Indic Scripts and the Internet

  • RAW

Dibyajyoti Ghosh

30 June 2015

This post by Dibyajyoti Ghosh is part of the Studying Internets in India series. Dibyajyoti is a PhD student in the Department of English, Jadavpur University. He has four years of full-time work experience in projects which dealt with digital humanities and specially with digitisation of material in Indic scripts. In this essay, Dibyajyoti explores the effects the English language has on the Internet population of India.

Internet Usage Statistics in India

According to the latest statistics [1], while the rural mobile tele-density in India is 47.78%, the urban tele-density for mobile phones is 143.08% (which means, more than one registered SIM card per person and this phenomenon is thus also reflected in the rural figures). On the other hand, roughly only 6.5% of the population has access to ‘broadband’ Internet (>= 512 kbps) through a phone or a dongle and only 1.23% has access to a wired-broadband connection. However, roughly 20% of India’s population is roughly connected to the Internet [2]. Thus, roughly 12% of the population has access to low-speed Internet. What these figures do not reveal is the quantum of consumption of data. It can be safely assumed given the comparatively high costs of mobile Internet usage and the difficult method of feeding large tracts of data through a mobile phone, that the quantum of consumption is significantly higher in the case of computer Internet users as opposed to mobile users. Though as these statistics reveal, the chances of India being connected to the Internet depends largely on mobile phones, rather than desktop/ laptop computers.

Thus, the status of the Internet in India is still that of a niche medium. Other than the cost-factor of having access to a device which can access the Internet and paying for the Internet data package, some other factors also hinder the growth of the Internet in India. One of them is the issue of language. Whereas the 1990s saw an over-domination of English on the Internet given the linguistic communities which were developing the world of computers and the world of the Internet [3], by 2015, some of the disparity with offline linguistic patterns has been reduced [4]. However, for Indic scripts, much less development has taken place. If one is studying the Internet in India, chances are one is studying it in English.

Languages the Indian Internet User Encounters Both Online and Offline

What does this hold for the future of these Indic scripts? Given the multi-lingual skills of Indian school-goers and the increasing amount of daily reading time of those connected to the Internet (which is somewhere between 12% and 20% of the population) being devoted to reading on the Internet, chances are reading is increasingly in English.

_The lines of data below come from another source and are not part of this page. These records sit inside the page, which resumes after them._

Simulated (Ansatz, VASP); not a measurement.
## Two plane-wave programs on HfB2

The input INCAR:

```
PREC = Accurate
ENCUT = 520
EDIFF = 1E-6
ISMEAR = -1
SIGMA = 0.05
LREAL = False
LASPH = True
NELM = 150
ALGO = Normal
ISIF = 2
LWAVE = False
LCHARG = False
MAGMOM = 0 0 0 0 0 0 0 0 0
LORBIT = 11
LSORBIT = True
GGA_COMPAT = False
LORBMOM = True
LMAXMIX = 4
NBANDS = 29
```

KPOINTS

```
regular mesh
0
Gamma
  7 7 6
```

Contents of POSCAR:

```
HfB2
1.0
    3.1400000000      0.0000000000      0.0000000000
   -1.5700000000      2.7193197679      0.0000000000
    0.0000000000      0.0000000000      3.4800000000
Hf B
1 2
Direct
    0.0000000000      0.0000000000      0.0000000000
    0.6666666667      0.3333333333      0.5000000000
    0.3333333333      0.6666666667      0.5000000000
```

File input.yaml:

The importance of English-language skills in India, as indeed in the rest of the world, in 2015 is undeniable [5]. English is also a signifier of class in India. However, despite the three-language policy adopted by schools, schools which offer courses primarily in other Indian languages suffer from an inherent disadvantage that students face when these students enter colleges and universities where the medium of teaching is usually English, and later on take up jobs which require official reports to be written in English. Thus, Indian languages other than English offer much less incentive for parents and students to encourage their study. Whereas oral conversation among the Indian population is largely conducted in languages other than English, written conversation is increasingly being conducted in English. Language is not only a political issue but also a subject of social study, not to mention the issues of linguistics. The larger socio-political issues of language are perhaps too vast to be discussed in connection to Indic scripts and the Internet. Thus, apart from this basic point about the bias towards English, I am not delving into it further.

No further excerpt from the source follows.